WILLIAMSBURG’S FIRST PRINTER
Although the colony of Virginia was founded in 1607, it was not until the eighteenth century that printing was established there. This delay was largely due to governmental policy. In seventeenth-century England and her colonies, freedom of the press was yet to be established. Even laws passed by governing bodies could not without official permission be printed and circulated for the benefit of citizens. Until the Licensing Act of 1662 expired in 1695, the printing trade in England was confined to London, the universities of Oxford and Cambridge, and to the English city of York. The governors of the royal colony of Virginia felt empowered to refuse permission for the establishment of printing until the year 1690, after which printers were governed by royal instructions which required a license and permission from the governor as a prerequisite to setting up shop.
Sir William Berkeley, who was governor of Virginia from 1642 to 1652 and again from 1660 to 1677, summarized the attitude of most officials of his day in his famous statement, “But, I thank God, there are no free schools nor printing, and I hope we shall not have these hundred years; for learning has brought disobedience, and heresy, and sects into the world, and printing has divulged them, and libels against the best government. God keep us from both.” (Berkeley was in error: free schools had existed in Virginia, though printing had not.)

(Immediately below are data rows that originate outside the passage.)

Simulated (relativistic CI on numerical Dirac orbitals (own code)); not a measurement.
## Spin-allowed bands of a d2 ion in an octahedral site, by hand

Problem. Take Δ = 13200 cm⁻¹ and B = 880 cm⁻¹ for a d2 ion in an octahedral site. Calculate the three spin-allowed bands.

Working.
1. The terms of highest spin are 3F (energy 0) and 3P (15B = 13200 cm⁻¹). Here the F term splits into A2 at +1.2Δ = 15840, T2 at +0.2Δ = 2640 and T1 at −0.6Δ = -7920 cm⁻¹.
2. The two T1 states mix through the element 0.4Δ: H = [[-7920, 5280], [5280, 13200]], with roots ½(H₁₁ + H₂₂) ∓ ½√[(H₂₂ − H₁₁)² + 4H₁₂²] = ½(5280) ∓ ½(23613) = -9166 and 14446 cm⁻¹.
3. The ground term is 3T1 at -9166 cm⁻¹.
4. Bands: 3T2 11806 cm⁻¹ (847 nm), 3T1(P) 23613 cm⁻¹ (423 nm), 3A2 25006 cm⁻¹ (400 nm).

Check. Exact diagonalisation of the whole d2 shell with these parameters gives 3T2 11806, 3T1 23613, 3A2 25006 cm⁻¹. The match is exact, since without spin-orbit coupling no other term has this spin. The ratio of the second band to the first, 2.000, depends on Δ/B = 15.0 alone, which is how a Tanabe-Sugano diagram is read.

In 1682, a few years after Berkeley wrote, a printer named William Nuthead came to Jamestown, then the capital of Virginia, proposing to serve the government by printing the acts of the Assembly. He was ordered by the Governor’s Council to await royal approval. Several months later a new governor arrived with an order from the king that “no person be permitted to use any press for printing upon any occasion whatsoever.” Nuthead moved to Maryland, and printing in Virginia was delayed fifty years.
Title page of TYPOGRAPHIA, printed by William Parks upon the establishment of his press in Williamsburg; reproduced from the only surviving copy—in the John Carter Brown Library, Providence, Rhode Island.
TYPOGRAPHIA.
AN
ODE,
ON
PRINTING.
Inſcrib’d to the Honourable
WILLIAM GOOCH, Eſq;
His Majesty’s Lieutenant-Governor, and Commander in
Chief of the Colony of VIRGINIA.
—— Pleni ſunt omnes Libri, plenæ ſapientum voces, plena Exemplorum vetuſtas; quæ jacerent in Tenebris omnia, niſi Literarum Lumen accederet. Cic. Orat. pro Archia.